According to local ecologist Hector Galbraith, "Bird diversity in Dummerston right now is as high or higher than it has been in a long time."

For the past five years, Galbraith has been cataloging the number of bird species that breed in Dummerston and several other southern Vermont communities.

His work is part of a statewide project conducted by the Vermont Institute of Natural Sciences, which is compiling its second bird breeding atlas.

On Thursday night, Galbraith presented his findings to a group of 30 bird lovers at the West Dummerston Community Center. The event was sponsored by the Dummerston Conservation Commission.

A similar atlas survey was conducted by VINS in the 1970s, and at that time 91 bird species were identified in Dummerston. Galbraith, so far, has identified 92 species in town.

Galbraith credits Dummerston's land stewardship and diversity of habitats -- from mixed hardwood forest to coniferous forest to grassland and agricultural land -- for preserving the variety of birds.

Roughly 75 of the species Galbraith identified live in forests, while only 10 live in grasslands. The remainder prefer wetlands and more densely built areas.

In the 19th century, about 80 percent of Dummerston's land was used for agriculture. Galbraith believes that probably only 50 species were native to the area then as a result of the deforestation. Since then, local bird diversity has mostly been on the rise, though he estimates it peaked around 20 years ago.

"We're still pretty good, but we've probably lost some of the diversity we've had," he said. "There's no fixed constants in nature. Everything is always changing."

Galbraith pointed to four threats facing the area's bird diversity: estate breakup, increased urbanization, loss of grasslands and climate change.

Northern goshawks, pileated woodpeckers and red-shouldered hawks all need extensive tracts of forest, so as properties are subdivided and broken up, those birds can no longer survive.

Likewise, as the town becomes more and more built up, invasive birds like sparrows and starlings will benefit, but most others will be harmed. A decline in area agriculture could mean fields in which bobolinks tend to nest might disappear. Equally threatening to those birds is poor grassland management -- namely the overhaying of fields.
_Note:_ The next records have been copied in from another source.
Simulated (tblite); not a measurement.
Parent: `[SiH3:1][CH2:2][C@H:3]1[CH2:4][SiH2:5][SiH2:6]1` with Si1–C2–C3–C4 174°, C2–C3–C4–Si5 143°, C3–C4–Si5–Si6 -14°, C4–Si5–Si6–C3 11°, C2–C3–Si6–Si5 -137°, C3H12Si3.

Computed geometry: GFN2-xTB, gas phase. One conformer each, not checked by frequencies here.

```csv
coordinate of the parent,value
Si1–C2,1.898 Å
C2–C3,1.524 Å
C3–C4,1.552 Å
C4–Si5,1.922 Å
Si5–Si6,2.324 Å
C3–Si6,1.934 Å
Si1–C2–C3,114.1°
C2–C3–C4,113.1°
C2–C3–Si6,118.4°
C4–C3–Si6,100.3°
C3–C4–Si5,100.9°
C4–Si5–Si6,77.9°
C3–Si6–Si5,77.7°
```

Galbraith believes climate change has already changed the makeup of the town's bird populations. Southern species like the tufted titmouse, the red-bellied woodpecker and the turkey vulture have all made inroads in Vermont in recent decades.

On the other hand, the northern cardinal and the northern water thrush have been pushed up into northern Vermont and Canada for the same reason.

Galbraith emphasized that most effects of climate change are yet to be seen. Experts simply do not know how shifting climate patterns will alter bird migration and nesting habits.

"For every 100 questions we ask about nature, we have the answers to about three," he said.